Monday, May 31, 2010

Annie's Laying!

I really was wondering if Annie would ever lay again, having stopped for her annual moult about six weeks ago. In her first season, she often laid soft-shelled eggs, indicating a problem with her ability to form them. (It is also a sign of calcium deficiency, but with scratch mix always available and Lizzie's eggs always fine, I knew this was not our problem.) Lizzie has been laying daily for the last two weeks; before that, every second day for about a fortnight. On Friday, however, we found this:

Annie lays long chalk-white eggs that are noticeably smaller than Lizzie's. She has laid two so far, with a rest-day in between. I'm hoping that another egg will appear tomorrow.

I bought organic eggs during the moult, but I have to tell you that they still aren't as nice as a fresh, home-grown egg, even though the yolk is a better colour than you get with battery eggs.

Sunday, May 30, 2010

The Dancing Leaf

A bright yellow mulberry leaf caught my eye as it danced in the air. But this one stayed in mid-air instead of spiralling to the ground. A mystery!
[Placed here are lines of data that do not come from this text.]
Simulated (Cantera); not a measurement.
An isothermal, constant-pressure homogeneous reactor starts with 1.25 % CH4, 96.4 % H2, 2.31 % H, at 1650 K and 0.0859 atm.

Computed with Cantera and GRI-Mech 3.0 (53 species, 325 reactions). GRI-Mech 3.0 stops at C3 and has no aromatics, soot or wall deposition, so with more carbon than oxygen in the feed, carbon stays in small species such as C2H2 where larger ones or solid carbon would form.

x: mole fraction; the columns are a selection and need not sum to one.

It was balanced on the point of a Wild Iris leaf and continued to flutter as I came closer.

It was only when I came up to it that I realised that the leaf had been speared through the heart. How often does this happen?

Friday, May 21, 2010

Winter Evening

It's still early winter here, and all the plants seem sleepy in the evening light.

This reddish tint is not the light: it is Red Pak Choy, just about ready for stir-fry.

Broad beans coming up with celery and parsley -- a typical scene in my deliberately disordered vegetable patch.

I am not sure what to do with my Brandywines -- they're still flowering, but I doubt even the big fruit will have a chance to ripen. Should I pull them, hang up the vines and wait? Or turn them into fried green tomatoes?

Lizzie and Annie have been escaping from their winter quarters, so I had to improve the security today. Turned out that Lizzie was squeezing through a gap in the netting -- that's where the board is.

My husband had to cut the wattle back (to the right you can see one of the Parramatta Wattles which grew bigger than expected) so that it wasn't blocking quite so much light to the solar hot water system.

Cutting back the wattle led to cutting back the mulberry tree. We are planning to make a teepee or something with the branches, once the leaves fall off.

Thyme and sage in the 1950s fake log trough (including frog) which I found in the garden when we moved here. So much of my life in the background: the washing, the chook dome...

Monday, May 10, 2010

Our Visit to Glen Innes

A while ago, we had a family trip to Glen Innes to visit an elderly relative -- isn't it amazing to think of my children having a great-great-uncle? My husband's family come from this area so we took a look at various places that his relatives had lived in (and hunted for graves in the cemetery) as well as doing touristy things like visiting the Standing Stones.

We stayed at a farm again, this time Sharron Park, a little south of Glen Innes.

The friendly Crosby family gave us rooms in the original part of their farmhouse. I liked their garden, which mixed various textures beautifully. I am not particularly fond of New Zealand Flax, but I loved this balanced arrangement. Below is the view from our window.

When I was exploring the garden the next morning (we arrived after dark), a friendly face greeted me. I think I was a disappointment -- no sugar!

I have to tell you about the silver service breakfast, presented on an array of antique and vintage crockery. Fresh fruit, fruit compote (I particularly liked the family recipe for Dutch Apple), yoghurt, cereals. Then in came the hot course: beef sausages from their own meat, scrambled eggs from their own chooks, and grilled tomato from the vegetable patch. After we had indulged ourselves, we went exploring. A little later in the morning, we went on a tour of the property.

Here are some of the stock: happy Herefords. I was impressed by how well-wooded New England still was; the Riverina has considerably less tree cover.

Our informative tour took us around the farm and included a hunt for a problem in the electric fencing (which fortunately turned out to be a loose wire rather than a break, probably knocked by a bounding kangaroo). At this time of year the cows were all in calf. We also went out into the old stock route which adjoins the property. These days, the stock routes can be leased for grazing. They are reverting to bush a bit now, and are a good place to find kangaroos. We spotted a couple. Here is one, see it?

No? But it's right in the middle!

Here is another relic of the droving days, part of a temporary yard used when two herds were close to each other.

I would love to show you more, but I've been wrestling with Blogger's picture uploader for over a fortnight with this post, and I've had enough. But if you have the chance to tour this beautiful part of NSW, take it.